UNITED STATES BANKRUPTCY COURT NORTHERN DISTRICT OF CALIFORNIA
This court held a hearing on November 9, 2001 to make additional determinations upon remand from the Ninth Circuit Bankruptcy Appellate Panel (BAP). Gary M. Kaplan and Anthony de Alcuaz appeared for Plaintiff Nikon Precision, Inc. (NPI). John Chu appeared for Defendant Etsuko Tsurukawa (Etsuko). Upon due consideration, the court finds that Etsuko's husband, Takehiko Tsurukawa, acted as Etsuko's agent in perpetrating the wrongful acts in question, and that judgment should once again be entered for NPI, determining Etsuko's liability to NPI to be nondischargeable.

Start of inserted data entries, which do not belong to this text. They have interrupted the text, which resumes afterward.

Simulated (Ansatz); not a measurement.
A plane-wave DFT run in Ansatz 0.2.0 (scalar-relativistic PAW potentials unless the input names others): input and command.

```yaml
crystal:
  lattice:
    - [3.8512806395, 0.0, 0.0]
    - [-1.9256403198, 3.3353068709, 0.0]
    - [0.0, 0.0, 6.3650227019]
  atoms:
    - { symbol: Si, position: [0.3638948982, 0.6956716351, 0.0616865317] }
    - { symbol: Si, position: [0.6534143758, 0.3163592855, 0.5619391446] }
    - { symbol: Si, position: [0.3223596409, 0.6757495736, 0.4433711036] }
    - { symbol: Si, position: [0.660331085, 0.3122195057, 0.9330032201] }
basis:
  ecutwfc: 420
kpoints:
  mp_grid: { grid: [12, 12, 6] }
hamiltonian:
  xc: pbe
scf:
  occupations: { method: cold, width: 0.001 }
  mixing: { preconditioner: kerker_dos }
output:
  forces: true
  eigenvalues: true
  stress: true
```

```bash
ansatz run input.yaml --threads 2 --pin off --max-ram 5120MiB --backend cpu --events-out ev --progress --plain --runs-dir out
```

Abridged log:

Takehiko Tsurukawa (Takehiko) worked for NPI. He and Etsuko also owned a business known as High Innovation. Takehiko caused NPI to refer certain NPI repair work to High Innovation, without disclosing to NPI his interest in High Innovation. High Innovation caused the repair work to be performed by a third party, then charged NPI more than High Innovation paid that third party. After NPI discovered this scheme, Takehiko and Etsuko stipulated to entry of a state-court judgment in the amount of $ 2,000,000. The judgment contained detailed stipulations of fact regarding the scheme and Takehiko's role in that scheme.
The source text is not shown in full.